Disaster Recovery
Plan to recover from major outages, measured by RTO and RPO, and test it.
Where high availability handles routine failures, disaster recovery (DR) plans for major events — a region outage, data corruption, ransomware. Two metrics define your target:
- RTO (Recovery Time Objective) — how fast you must be back up
- RPO (Recovery Point Objective) — how much data loss is acceptable (the backup/replication gap)
DR strategies trade cost against RTO/RPO:
- Backup & restore — cheapest, slowest (hours)
- Pilot light — minimal standby, scaled up on disaster
- Warm standby — scaled-down running copy
- Multi-site active/active — near-zero RTO/RPO, most expensive
The non-negotiable rule: test your DR plan and your restores. Untested backups fail exactly when you need them.

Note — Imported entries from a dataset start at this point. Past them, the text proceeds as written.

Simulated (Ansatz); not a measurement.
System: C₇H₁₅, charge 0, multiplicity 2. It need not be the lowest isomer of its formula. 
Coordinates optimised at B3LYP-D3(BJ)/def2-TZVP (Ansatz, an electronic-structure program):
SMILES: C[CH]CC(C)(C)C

RTO/RPO drives the strategy:
RTO 24h, RPO 24h → nightly backup & restore (cheap)
RTO 1h, RPO 5min → warm standby + frequent replication
RTO ~0, RPO ~0 → active/active multi-region (costly)
Always: backups in a separate region/account, immutable, and restore-tested. - Define RTO and RPO and how they differ.
- Match a strategy (backup, pilot light, warm standby, active/active) to an RTO/RPO.
- Explain why backups must be tested and stored separately.
- How does DR differ from high availability?
Cheat Sheet▾
| Term / strategy | Detail |
|---|---|
| RTO | How fast you recover |
| RPO | How much data loss is OK |
| Backup & restore | Cheap, slow |
| Pilot light | Minimal standby |
| Warm standby | Scaled-down running copy |
| Active/active | Near-zero RTO/RPO, costly |
| Test restores | Non-negotiable |
Common Interview Questions▾
What's the difference between RTO and RPO?
RTO is the maximum acceptable time to restore service after a disaster; RPO is the maximum acceptable data loss, set by how recent your last recoverable backup is.
How does disaster recovery differ from high availability?
HA keeps a system running through routine failures with redundancy; DR is the plan to recover from a major event (region loss, corruption) and is measured by RTO/RPO.
Why must backups be tested?
Because untested backups frequently turn out to be incomplete or unrestorable — discovered only during a real disaster. Regular restore drills prove they work.